Monday, April 7, 2003
Cash to help young victims of sex trade
SHEFFIELD is one of only two cities in the country awarded Government cash to combat growing child prostitution.
A project to help girls escape the sex trade, and to stop others getting involved, claims our problem is on a par with other cities, but we have more information here because of pioneering work.
The Home Office is so concerned about the number of youngsters known to Sheffield Sexual Exploitation Project, it awarded cash to produce a manual detailing danger signs to watch for if people suspect children of being in prostitution or at risk of exploitation.
Supt John Brennan, responsible for policing prostitution, said officers have often come across girls as young as 13 on the streets of Sheffield. But Doncaster's red light district lures more young girls.

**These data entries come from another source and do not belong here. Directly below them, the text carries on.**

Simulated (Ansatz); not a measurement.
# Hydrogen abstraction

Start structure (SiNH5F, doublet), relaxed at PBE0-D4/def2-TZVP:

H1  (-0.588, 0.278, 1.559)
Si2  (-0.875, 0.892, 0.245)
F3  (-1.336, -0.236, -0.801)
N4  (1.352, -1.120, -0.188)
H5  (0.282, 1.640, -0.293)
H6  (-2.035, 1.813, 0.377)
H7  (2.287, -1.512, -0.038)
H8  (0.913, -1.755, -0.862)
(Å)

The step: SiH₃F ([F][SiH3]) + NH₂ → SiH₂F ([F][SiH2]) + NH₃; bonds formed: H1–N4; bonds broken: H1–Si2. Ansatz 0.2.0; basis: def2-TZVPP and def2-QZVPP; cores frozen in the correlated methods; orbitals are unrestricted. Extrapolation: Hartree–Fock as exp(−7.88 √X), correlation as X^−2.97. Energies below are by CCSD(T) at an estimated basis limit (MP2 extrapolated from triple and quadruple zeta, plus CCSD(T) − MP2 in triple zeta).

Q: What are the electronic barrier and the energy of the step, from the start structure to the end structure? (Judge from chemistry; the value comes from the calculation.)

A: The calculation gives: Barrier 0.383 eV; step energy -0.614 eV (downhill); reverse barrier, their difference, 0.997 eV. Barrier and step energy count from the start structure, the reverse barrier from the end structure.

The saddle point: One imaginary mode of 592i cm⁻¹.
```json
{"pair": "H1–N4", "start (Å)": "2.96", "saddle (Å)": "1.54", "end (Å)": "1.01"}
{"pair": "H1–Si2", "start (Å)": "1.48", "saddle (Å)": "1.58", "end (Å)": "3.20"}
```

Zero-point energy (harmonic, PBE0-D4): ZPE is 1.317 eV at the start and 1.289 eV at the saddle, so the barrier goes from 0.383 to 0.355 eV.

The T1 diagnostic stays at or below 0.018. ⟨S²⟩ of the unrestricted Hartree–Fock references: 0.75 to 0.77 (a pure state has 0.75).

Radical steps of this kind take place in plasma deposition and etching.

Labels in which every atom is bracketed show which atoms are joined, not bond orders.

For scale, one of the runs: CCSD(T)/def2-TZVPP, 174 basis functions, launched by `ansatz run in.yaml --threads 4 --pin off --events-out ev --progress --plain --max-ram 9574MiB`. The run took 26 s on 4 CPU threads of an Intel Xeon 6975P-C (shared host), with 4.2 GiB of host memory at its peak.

The youngest he heard of in South Yorkshire was 11.
"There are considerably more children under the age of 16 in Sheffield and Doncaster working as prostitutes than ever before, as more and more children are getting involved in drugs and need the money for their next fix," he said.
"It is a growing problem and one which for a long time has not been given the amount of funding necessary to tackle it."
Men in saunas often request young girls, but Sheffield had not yet got the problem seen elsewhere, young sex slaves brought in from abroad. "We don't treat them as criminals. They are victims. Working with other agencies, we do all we can to help them exit prostitution."
Sheffield Area Child Protection Committee's Sexual Exploitation Project is one of only two in the country with Home Office funding.
It's manual gives danger signs: truancy, family problems, girls having sex with older boyfriends or suddenly having new clothes and gifts. It tells how to refer girls for help.
Jan France, of Sheffield Futures, which runs the Connexions support for teenagers, said: "Those young people involved in prostitution face great risks to their physical, emotional and psychological health. The ultimate risk is murder. The sexual exploitation project aims to assist young people to exit."
Ann Lucas, of Sheffield Council social services, said: "The project tries to help young people at risk at an early stage. It is vital that people are aware of the signs which could suggest someone is perhaps being groomed for sexual exploitation or who is perhaps already involved."
The Sheffield Area Child Protection Committee is made up of representatives of working with children and families, including health, education, social services, police, probation and statutory agencies and voluntary organisations.